The Indian women’s hockey team’s 4th place finish at the Tokyo Olympics is seen nothing short of a podium finish. Among the many positives that stood out was the high fitness levels of our girls. And one man who has been principally responsible for the significant improvement in fitness levels is the Indian women’s team Scientific Advisor Wayne Lombard, who is exiting the national team after close to a five-year stint.
Hockey Passion caught up with the outgoing Indian women hockey team Scientific Advisor to understand how he went about building the Indian eves into a fighting fit unit.
Indian hockey eves weren’t exposed to the kind of training needed at the international level when you took charge in 2017. Give us a perspective about how you started your role as Scientific Advisor?

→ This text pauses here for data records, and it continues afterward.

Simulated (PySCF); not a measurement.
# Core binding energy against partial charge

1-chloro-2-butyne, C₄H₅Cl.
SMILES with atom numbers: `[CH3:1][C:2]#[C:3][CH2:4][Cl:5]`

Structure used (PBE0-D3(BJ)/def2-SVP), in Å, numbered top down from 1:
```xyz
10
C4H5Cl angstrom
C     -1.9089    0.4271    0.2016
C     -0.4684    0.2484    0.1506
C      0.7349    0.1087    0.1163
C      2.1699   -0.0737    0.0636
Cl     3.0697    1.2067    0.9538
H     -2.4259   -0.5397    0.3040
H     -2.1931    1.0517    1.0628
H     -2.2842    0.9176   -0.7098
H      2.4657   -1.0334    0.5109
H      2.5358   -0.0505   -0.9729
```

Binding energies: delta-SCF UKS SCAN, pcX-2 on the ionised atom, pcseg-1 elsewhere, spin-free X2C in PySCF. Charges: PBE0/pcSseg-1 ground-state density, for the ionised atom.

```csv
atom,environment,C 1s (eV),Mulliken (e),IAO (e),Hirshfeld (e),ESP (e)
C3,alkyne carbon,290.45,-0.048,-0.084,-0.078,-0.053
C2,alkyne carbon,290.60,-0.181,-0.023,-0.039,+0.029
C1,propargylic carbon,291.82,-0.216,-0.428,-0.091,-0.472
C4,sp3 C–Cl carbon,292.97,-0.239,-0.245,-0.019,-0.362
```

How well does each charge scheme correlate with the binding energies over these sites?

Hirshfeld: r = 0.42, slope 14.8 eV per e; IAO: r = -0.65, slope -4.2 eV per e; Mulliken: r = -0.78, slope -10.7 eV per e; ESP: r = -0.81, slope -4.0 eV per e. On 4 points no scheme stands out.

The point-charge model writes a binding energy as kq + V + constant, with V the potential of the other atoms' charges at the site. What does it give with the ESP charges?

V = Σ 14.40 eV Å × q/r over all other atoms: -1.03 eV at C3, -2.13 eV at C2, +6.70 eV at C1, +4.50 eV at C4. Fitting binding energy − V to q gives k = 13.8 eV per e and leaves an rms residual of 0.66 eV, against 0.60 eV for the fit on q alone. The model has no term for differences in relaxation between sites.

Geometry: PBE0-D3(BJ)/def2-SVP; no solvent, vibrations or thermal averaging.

It’s always a challenge when you start a new position as you want to dive in head first and make all the changes possible. But with experience, you start to understand that initially, you need to take a step back and observe what processes are currently working and what might need adjusting. As it turned out, a fair amount need changing, but it needed time and a progressive approach rather than all in all at once.
We basically need to understand the demands of the sport at the highest level, the demands of each position, understand the current physical profile of a team and individuals in the team (and their respective positions). And then start working backwards from there. This enables us to get an idea of how far off we might be from where we need to be and then design the plan of action (periodisation) to ensure we can meet these international-level physical characteristics.
Teams like the Netherlands, Australia, Argentina, New Zealand, are not just super-fit but strong as well. How did you prepare our girls so that they can match these teams?
To compete on pure strength and size is always going to be difficult for the Indian team. So, I focused on our strengths. The line of thought was that if we could be the fittest team on the pitch, coupled with the ability to move well (speed and agility) we could compete with anyone. This is not to say strength was not a focal point, but to compete on size was not going to be possible. But we could be fitter and fast than other teams, and that would level the playing field to a greater degree.
There is a lot of talk around yo-yo test numbers of our women hockey players – can you give us an insight into how much progress our girls made since 2017?
I think yo-yo numbers are sometimes over-emphasized. I have never been a fan of ‘chasing numbers’ and primarily used testing results to help me understand, where we were at and what we needed to work on. We witnessed huge improvements all around. But looking at the yoyo specifically, our 2017 average started off around 17, in 2021 it’s between 19-20 with a highest individual score of 22.
What’s your take on recovery management after teams play in sapping heat and humidity or back-to-back matches?
This is huge and often neglected in India. Just like we periodise training we need to periodise recovery strategies. However, I still feel the best recovery strategy is ensuring players are robust or resilient enough to cope with the demands. If you get this right half the battle is won already. A primary aim before Tokyo Olympics was to ensure we were exposed to the demands we may be presented with, for instance, 8 games in 13 days. We also had to factor in the heat and humidity. Just to give you some insight, at half time in our bronze medal match, the temperature touched 45 degrees with 70% humidity.
We needed to ensure we periodised the ‘right’ recovery strategies at the right times. Some of the strategies included ice baths, passive heat exposure for when temperature did not reach our desired range in training (steam/sauna), nutrition, sleep strategies (avoidance of blue light from mobile phones, correct room temps, etc), recovery pumps, massage, active recovery to name a few.
How tough was it for our girls to stay on a healthy diet and stay away from spicy or junk food stuff?
Over the years it’s been an education and buy-in process. Once athletes understand what’s “good” for them and you empower them to make certain decisions themselves, these things take care of themself.
How would you rate our women team’s fitness levels teams like Australia, Netherlands, Argentina and New Zealand?
It’s difficult to say, as I don’t have access to other teams’ data unless it’s been published in the scientific literature. But I would be bold enough to say at the very least on par.
Coaches and support teams come and go – how would you like to be remembered for your five-year stint as a Scientific Advisor?
I would like to be remembered as someone who put the human being side of the athlete first, and someone who has empowered the players to make decisions themselves through an ongoing education process. It’s important to remember that athletes don’t really worry about how much you know until they know how much you care.
What are your future plans?
Nothing set in stone at the moment. I’m in the final stages of my Ph.D. examination and so will focus on that, and also spend some time with the family. I have lived outside of South Africa since 2015; so it will be good to get back for a couple of months.